The results of the simulations performed for the Kelvin–Helmholtz (KH) and the Richtmyer–Meshkov (RM) instabilities will further assess the robustness of the different discretizations for non-smooth problems characterized by complex mixing layers and shock interaction. For these physical flow conditions, the robustness property will be evaluated, not only varying the dG approximation but even for a wide range of Atwood numbers (KH) and for different grid resolutions (RM).

For all the simulations reported here, the GMRES parameters, used by the Rosenbrock scheme, are an iterative linear solver tolerance equal to ${10}^{-12}$ to minimize the temporal discretization error for any used time step and a maximum number of Krylov-subspace vectors equal to 120 with a number of restarts equal to 1.

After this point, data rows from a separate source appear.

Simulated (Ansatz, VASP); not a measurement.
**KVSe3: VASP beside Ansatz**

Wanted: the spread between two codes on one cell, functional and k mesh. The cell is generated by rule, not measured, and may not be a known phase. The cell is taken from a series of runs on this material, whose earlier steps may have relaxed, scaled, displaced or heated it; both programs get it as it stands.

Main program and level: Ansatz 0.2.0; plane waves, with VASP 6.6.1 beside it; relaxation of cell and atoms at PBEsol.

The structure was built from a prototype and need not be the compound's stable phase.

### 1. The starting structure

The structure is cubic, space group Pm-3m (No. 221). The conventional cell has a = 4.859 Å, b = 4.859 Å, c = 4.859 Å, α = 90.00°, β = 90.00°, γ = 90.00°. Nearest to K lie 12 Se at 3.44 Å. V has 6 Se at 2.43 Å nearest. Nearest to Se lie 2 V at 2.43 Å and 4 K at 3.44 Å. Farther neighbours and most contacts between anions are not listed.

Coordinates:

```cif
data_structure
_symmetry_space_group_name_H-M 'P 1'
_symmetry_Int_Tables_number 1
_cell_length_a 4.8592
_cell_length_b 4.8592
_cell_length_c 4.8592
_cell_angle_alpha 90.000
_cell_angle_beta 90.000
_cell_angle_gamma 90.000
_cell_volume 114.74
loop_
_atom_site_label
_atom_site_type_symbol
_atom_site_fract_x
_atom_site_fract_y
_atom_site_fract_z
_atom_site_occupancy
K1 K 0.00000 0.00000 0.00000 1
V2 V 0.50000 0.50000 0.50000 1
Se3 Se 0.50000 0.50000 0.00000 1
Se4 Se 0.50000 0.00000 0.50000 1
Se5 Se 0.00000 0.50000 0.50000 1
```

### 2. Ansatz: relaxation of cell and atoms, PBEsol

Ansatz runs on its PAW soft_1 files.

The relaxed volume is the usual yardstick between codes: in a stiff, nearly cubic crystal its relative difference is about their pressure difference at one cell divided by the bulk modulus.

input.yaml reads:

4.1. The Isentropic Vortex Convection

In this section, we consider the convection of an inviscid isentropic vortex [18]. In particular, we will evaluate the performance, given by the working sets of variables, for the convection of different isentropic vortices added to different mean flows. For this reason, in what follows, the results of this test-case have been split between the case with a perturbation proportional to the free-stream flow (Section 4.1.1) and the case with a perturbation that is not proportional to it (Section 4.1.2).

In both cases, the computational domain is $0\le x_i\le L$, with $L=10$, which is discretized with a uniform grid made of $25\times 25$ quadrilateral elements. All boundary conditions are periodic and the simulations are performed using several time step sizes $\Delta t=t_f/n_{cyc}$. In the above formula $n_{cyc}$ is the total number of iterations necessary to reach the non-dimensional final time $t_f=10$, which corresponds to the time necessary by the vortex to complete one revolution. The dG approximations used are ${\mathbb{P}}^3$ and ${\mathbb{P}}^6$.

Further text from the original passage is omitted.